This goes back to my first MO question https://mathoverflow.net/questions/12486/integers-not-represented-by-2-x2-x-y-3-y2-z3-z and before that to Irving Kaplansky.
I put a fair amount of related information at http://zakuski.math.utsa.edu/~jagy/inhom.cgi
My original construction was inhomogeneous polynomials of the same sort as $2 x^2 + xy + 3 y^2 + z^3 - z.$ The result is that $2 x^2 + xy + 3 y^2 + z^3 - z \neq \pm C,$ where $C = 1, 599, 14951, 9314449, $ and in general Pell type $27C^2 - 23 F^2 = 4$ for some integer $F.$
Over the weekend I shared this with a conference and gave a vague mention of the case when the binary quadratic form is indefinite. The example I mentioned (disc 229) was $3 x^2 + 13 xy - 5 y^2 + z^3 - 4z .$ By my computer search, it appears that $3 x^2 + 13 xy - 5 y^2 + z^3 - 4z \neq \pm 1 .$
The very next example is discriminant 257. In Henri Cohen's A Course in Computational Number Theory the cubic, table B.4, page 522, is given as $x^3 - 5 x - 3.$ I like this version, the computer gets $2 x^2 + 15 xy - 4 y^2 + z^3 - 5z \neq \pm 3 .$ This includes facts such as : $2 x^2 + 15 xy - 4 y^2$ represents a number $n$ if and only if it represents $-n.$
I was looking for larger discriminants at TABLE and found $x^3 - x^2 - 4x +3$ instead. It does have discriminant $257,$ same Galois group. John Voight gives the same. However, I now find $2 x^2 + 15 xy - 4 y^2 + z^3 - z^2 - 4z \neq - 3 .$ It gives the value $3$ when, for example, $x=3, y=-3, z=6$ or $x=5, y=-1, z=4$
Oh, the pattern suggests a finite count of missing numbers when the binary is indefinite. I'll need to find that again. Found it, for Cohen's version, $\Delta(x^3 - 5x - c) = 500 - 27 c^2$ and $\Delta = 257 $ means $c = \pm 3$
So, there is the question, why are the given cubics different, $x^3 -5x -3$ and $x^3 - x^2 - 4x +3;$ also why the seeming difference in the missing integers, two for the first version, single missing number in the second?

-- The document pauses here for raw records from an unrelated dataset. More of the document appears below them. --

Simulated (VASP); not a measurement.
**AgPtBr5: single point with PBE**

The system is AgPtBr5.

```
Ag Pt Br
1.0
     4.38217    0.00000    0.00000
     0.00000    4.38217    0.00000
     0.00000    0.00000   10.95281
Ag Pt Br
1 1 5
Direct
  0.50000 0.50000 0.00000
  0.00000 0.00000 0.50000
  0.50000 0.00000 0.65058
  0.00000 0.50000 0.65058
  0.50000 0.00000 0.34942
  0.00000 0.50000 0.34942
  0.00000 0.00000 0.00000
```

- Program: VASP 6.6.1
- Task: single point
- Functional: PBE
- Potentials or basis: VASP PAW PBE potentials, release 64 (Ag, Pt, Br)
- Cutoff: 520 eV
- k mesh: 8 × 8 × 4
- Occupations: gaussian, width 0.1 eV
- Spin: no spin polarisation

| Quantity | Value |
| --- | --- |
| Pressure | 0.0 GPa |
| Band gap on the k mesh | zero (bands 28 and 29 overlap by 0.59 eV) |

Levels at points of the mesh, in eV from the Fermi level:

From comments by Aphelli confirming they are the same cubic field, $$ \left( 3 - x^2 \right)^3 - 5 \left( 3 - x^2 \right) - 3 = - \left( x^3 - x^2 - 4x + 3 \right) \left( x^3 + x^2 - 4x - 3 \right) $$
$$ \left( x^2 - x - 3 \right)^3 - \left( x^2 - x - 3 \right)^2 -4 \left( x^2 - x - 3 \right) +3 = \left( x^3 - 5x - 3 \right) \left( x^3 - 3x^2 - 2x + 7 \right) $$ In particular, when the factor of interest on the right hand side is zero, the left hand side is also zero.